You might think that being famous is all red carpets, secluded mansions and private jets. Making huge purchases – in cash of course – and living the high life. However, though this is the case for some of the world’s A-listers, plenty of care and attention goes into managing their money, so they stay rich sustainably.
Whether it’s in the form of lucrative mortgage terms, adopting non-dom status or choosing to finance their car rather than buying outright, you’ll be surprised to discover how the uber-rich manage their money.
Here, commercial finance experts, Anglo Scottish Asset Finance, take a look at some of the ways in which the world’s elite manage their money – and the unexpected pitfalls which can occur when you’re wealthy.
As you might expect, members of high society don’t have to deal with banks in the same way that we might. In the vast majority of cases, the majority millionaires’ money is managed by a private banker who may manage their wealth and invest for them.
However, to protect themselves in the event of a market downturn or any other event that could negatively affect their wealth, A-listers will have money in various forms distributed in countries around the world.
Cash-filled safety deposit boxes are increasingly popular – and with high-security vaults such as IBV in London marketed strictly at billionaires, they’ll know their money is safe.
How their money is distributed usually depends where their money comes from – for example, people who have been born into generational wealth are more likely to be asset-rich and cash-poor, with their money tied up in property and other non-liquid assets.
Property is one of the safest investments one can make, and the world’s super-rich invest accordingly. You might expect, however, that these high net worth individuals (HNWIs) would buy homes outright, with no need for a mortgage. However, that is often not the case.
For example, the super-rich can take on mortgages with lucrative terms – the Financial Times explains how mortgages on millionaire mansions can reach up to 100% of the home’s value, with the majority of loans being interest-only. Not only this, but these interest rates can be as little as 1% – on a £7m home!
In the UK, many of the uber-rich are classed as resident non-domiciles (RNDs), who live in the UK but declare their domicile elsewhere. This means that they aren’t taxed on money earned outside of the country, provided they don’t bring that money into the UK.
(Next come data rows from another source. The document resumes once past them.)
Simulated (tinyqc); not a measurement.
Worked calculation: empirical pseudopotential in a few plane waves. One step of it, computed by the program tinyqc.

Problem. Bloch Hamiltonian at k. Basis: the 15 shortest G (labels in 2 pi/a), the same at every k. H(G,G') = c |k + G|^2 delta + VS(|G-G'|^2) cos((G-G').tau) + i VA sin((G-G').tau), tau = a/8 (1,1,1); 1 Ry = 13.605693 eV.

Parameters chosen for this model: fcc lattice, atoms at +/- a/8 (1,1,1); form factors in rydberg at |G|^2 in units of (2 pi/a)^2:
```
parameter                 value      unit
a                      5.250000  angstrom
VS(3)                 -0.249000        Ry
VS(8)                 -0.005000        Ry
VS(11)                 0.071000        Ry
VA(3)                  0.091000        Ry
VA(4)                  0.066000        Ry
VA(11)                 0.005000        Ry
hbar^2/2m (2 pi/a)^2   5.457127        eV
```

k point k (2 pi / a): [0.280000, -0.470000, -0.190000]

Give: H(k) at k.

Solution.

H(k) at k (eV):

A-listers may have home loans like this active in multiple countries, allowing them a greater deal of financial agility. Rather than having £7m exit their account in one go, a mortgage – with great rates – frees up capital for other investments.
There’s a common misconception that people who finance cars are only doing so because they can’t afford to buy outright. Whilst this is true in some cases, the world’s wealthiest people often enter finance arrangements to pay for their cars – even though they could easily buy it outright.
The most important reason for this may be liquidity. By paying for a car in monthly instalments, the buyer retains cash, which can be used to pursue timely business opportunities, investments or other large-scale purchases.
A millionaire buyer’s ability to be financially agile might be all the more important, given that many people in society’s upper echelons don’t have a consistent monthly income. For example, film stars’ income will rely on sponsorship deals and filming schedules, meaning that a monthly income may not be guaranteed. By spreading the cost of a vehicle over a longer period of time, their cash flow is likely to be much more sustainable.
For music artists, like hitmaker Tom Grennan, financing a car allows them to protect their wealth against assets that will depreciate once driven off the lot.
A career as a professional sports player sounds great – you earn plenty of money, play until you’re 40ish and get to enjoy a 50 year retirement. However, there are plenty of associated pitfalls that come with managing your money as a professional sports player.
As with a car, it can be more financially beneficial for footballers or other sports players to opt for a mortgage over buying outright with cash. However, since you’ll be retiring at 40 (at latest in most sports), most mortgage companies will only lend to players aged 35-40 maximum.
Stuart Wilkie, Head of Commercial Finance at Anglo Scottish Asset Finance, comments: “Another potential issue occurs when footballers – who can usually afford pricier, shorter-term mortgages – move clubs and are forced to find a new home. Thanks to the higher mortgage payments and the fact that they’re now paying for a new home in a new city, it becomes difficult to manage the payment schedule, even by renting out their previous home.”